Like a lot of things in this world, graphic design is subject to the tides of fashion. Trends emerge, then disappear, then remerge decades or hundreds of years later in a new form and for a new purpose. We might not think of it in these terms, but graphic design was around for thousands of years, and there is little that hasn’t been done in one way or another. Take Egyptian hieroglyphs for example – what are they if not an ancient style of graphic design. It is not essential to look for a graphic designer who has their hand on the pulse of design trends. In fact, it is better to look for ones that have cultivated a unique personal style that they stick to if you’re in the niche that their design serves. But trends are important to consider when you are thinking in terms of design commercialisation. Whether you want your design to end up being unique, or to be in keeping with the trends to please the market, it’s good to know what is on top this year.
Late 19th Century Ornate
In a sea of seeming minimalism, this trend is coming back and gaining strength. It is a highly ornamented, deeply detailed shape, often expressed typographically. It isn’t necessarily color rich to maintain that vintage vibe about it, but it is very fluid and has incredible volume. It is coming to symbolise a sense of genuineness, conveying that the product or service goes back in time and has stood the test of time, proving its superior quality. It is a graphic design trend that is widely applied to areas where age is an advantage – pubs, barber shops, alcohol brands, tattoo parlors, and the like. Many look to this style of graphic design if they seek to create a sense of royalty for their brand.
This graphic design trend is characterised by high-brightness, high-contrast color transitions that span across the entirety of the design area in question. This style is also a response to minimalism, especially in the space of material design. The reasons for its new found popularity are simple. On the one hand, contemporary technology allows for this play of bringt colors in ways that were impossible in previous decades, especially in print. Secondly, the recognisability of brands is becoming difficult where everyone is going minimalist, so simplicity no longer means saliency, especially in western markets. This means that attention is once again grabbed and retained by color and depth of detail, which is something you might want to use for your own purposes.

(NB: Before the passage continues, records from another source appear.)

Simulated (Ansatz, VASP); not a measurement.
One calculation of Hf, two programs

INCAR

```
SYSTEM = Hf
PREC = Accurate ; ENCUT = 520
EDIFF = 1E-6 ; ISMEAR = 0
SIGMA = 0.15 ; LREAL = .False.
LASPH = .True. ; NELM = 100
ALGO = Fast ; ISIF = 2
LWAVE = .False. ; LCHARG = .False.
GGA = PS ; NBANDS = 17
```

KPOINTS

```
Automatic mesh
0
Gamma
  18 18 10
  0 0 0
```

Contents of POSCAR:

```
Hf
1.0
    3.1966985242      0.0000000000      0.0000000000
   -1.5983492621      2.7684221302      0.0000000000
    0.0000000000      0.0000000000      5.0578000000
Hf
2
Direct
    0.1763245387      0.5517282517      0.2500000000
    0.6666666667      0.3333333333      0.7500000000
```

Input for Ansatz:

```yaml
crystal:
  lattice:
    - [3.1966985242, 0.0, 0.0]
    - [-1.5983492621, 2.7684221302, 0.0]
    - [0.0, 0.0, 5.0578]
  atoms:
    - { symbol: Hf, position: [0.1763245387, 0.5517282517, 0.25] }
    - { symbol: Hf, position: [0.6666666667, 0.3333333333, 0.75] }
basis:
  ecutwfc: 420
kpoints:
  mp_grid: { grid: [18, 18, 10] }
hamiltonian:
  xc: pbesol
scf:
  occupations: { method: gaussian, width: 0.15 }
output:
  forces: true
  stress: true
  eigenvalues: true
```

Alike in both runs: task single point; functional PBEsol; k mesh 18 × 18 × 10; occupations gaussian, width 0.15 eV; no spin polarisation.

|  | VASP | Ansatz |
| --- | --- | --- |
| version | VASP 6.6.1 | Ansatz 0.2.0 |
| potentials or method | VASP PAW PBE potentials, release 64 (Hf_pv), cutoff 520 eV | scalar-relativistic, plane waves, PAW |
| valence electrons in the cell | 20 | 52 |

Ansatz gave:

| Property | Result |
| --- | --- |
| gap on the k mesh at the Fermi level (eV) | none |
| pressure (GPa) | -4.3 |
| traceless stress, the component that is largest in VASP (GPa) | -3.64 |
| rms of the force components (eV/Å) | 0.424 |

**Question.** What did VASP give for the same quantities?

This is a trend of graphic design where the viewer perceives the image as something made by hand out of physical paper. The play of depth, shadows and a seemingly real material, gives the design a sense or solidity and physical realness. By looking at the paper cut style, the viewer can almost sense the texture of the image as if they were to touch it. This style is excellent for book covers or physical product labels where a solid 3D effect is desired.